Laplacian filter kernels usually contain negative values in a cross pattern, centered within the array. The corners are either zero or positive values. The center value can be either negative or positive. It should be remark that there is a disadvantage of Laplace filtering: First derivative operators exaggerate the effects of noise. Second derivatives will exaggerate noise twice as much. [29]
Figure 30.
3x3 kernel for a Laplacian filter which is used in our study.
Figure 31. Laplacian mask example.
IMAGE & VIDEO FACE SWAP APPLICATIONS IN MATLAB:
This study includes 3 different main applications. i and ii used as root function for iii. ****
REAL-TIME FACE DETECTION AND TRACKING:
Here I create an environment with MATLAB built-in functions and transfer learning concept. (Instead of training, I used existed data that includes needed information) In a given period, machine constantly takes pictures, converts into grayscale, evaluates the face and feature locations and projects to user.

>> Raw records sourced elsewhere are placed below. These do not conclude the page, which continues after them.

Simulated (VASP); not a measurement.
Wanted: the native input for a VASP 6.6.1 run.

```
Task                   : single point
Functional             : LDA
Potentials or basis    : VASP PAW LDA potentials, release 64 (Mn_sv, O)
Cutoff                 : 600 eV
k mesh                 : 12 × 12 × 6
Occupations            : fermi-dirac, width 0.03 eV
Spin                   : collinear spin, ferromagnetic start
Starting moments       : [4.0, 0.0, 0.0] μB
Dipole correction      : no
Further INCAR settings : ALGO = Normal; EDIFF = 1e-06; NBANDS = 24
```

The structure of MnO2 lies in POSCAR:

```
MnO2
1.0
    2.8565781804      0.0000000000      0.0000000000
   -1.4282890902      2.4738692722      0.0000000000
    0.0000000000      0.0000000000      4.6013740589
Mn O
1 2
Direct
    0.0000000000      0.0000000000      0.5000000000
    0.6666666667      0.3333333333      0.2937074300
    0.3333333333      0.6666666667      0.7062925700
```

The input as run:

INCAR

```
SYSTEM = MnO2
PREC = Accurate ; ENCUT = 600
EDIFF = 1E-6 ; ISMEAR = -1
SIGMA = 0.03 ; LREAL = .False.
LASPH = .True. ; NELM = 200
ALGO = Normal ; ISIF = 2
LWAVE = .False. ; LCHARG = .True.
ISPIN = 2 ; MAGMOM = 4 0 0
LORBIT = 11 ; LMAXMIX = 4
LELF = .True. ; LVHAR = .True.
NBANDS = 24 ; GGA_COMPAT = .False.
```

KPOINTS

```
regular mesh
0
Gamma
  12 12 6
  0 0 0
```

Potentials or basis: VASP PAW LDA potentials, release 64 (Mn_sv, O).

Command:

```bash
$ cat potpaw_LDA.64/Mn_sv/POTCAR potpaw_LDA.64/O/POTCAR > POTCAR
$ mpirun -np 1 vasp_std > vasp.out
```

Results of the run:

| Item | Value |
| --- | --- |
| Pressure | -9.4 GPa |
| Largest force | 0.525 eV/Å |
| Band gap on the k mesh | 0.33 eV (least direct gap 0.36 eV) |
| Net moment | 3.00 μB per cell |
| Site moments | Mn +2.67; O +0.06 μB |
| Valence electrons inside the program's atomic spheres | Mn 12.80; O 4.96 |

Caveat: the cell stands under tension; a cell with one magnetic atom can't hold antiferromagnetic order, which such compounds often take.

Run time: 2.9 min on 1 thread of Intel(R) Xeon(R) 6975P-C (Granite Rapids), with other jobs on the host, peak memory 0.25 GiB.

POISSON IMAGE EDITING (FACE&OBJECT SWAP / IMAGE)
Poisson Image Editing (which includes Poisson distribution, Laplace filtering stages) was the second application. Here user crops (creates a mask) the related part of image. (It is not have to be face) The main problem here was scaling issues. I solved that issue with ‘imresize’ command but still for further implementations to get proper solutions, program needs much efficient way to automate the aligning process.
Attempt 1
Figure 32. From left: (a) source, (b) target, (c) mask, (d) mask placed in ROI by user (e) output (imresize function and intermediate steps
effects the dimensions & resolutions of output)
Attempt 2
Figure 33. (a) target, (b) source, (c) extracted source,
(d) copy-paste, (e) output source (source): depositphotos.com
source (target): nytimes.com (NOTE: Rendering lasted 18 mins.)
VIDEO FACE SWAP APPLICATION
The main purpose of this project is what we did in the iiird application. The combination of ist and iind became an automated video face swap technique here. Steps described in below:
Dataset
Dataset Information
Num. of Source: 3 (98, 201, 81 frames)
Num. of Target: 4 (98, 201, 81, 98* frames)
*Added later to original dataset.
There are 3 source and target frame sets exist in original dataset. In all samples which are stabilized and aligned, target donors face the lens at a 90- degree angle. We observe that oscillation and zoom in-out are done without disturbing the angle between their faces and the lens (without turning their heads). As target donor, many trials made with various videos, yet results were unexpected. Attempts with wrong results showed at the end of this part.
Unlike image editing, variables change constantly in video editing. (Face/feature location, lighting, rotation, etc.) Before the editing process, we know from previous works that aligning and stabilization has critical importance for face swap application. Therefore, both target and source images need preprocessing. The very first step is converting videos to frames. A simple ffmpeg terminal command used for converting. * Later, thanks for M. Afifi’s stabilization tool, 4th target’s stabilized video (where I am the target donor) obtained about in 5 mins.
* ffmpeg -t 10 -i ../Movies/sample.mov ../DeepfakeMATLAB/frames/%05d.jpg
Face & Feature Detection
Steps used in application i imported here. First, image converted to grayscale for faster detection. Additionally, for more advanced feature extraction, haarcascade_frontalface_alt.xml file from OpenCV is used as transfer learning method.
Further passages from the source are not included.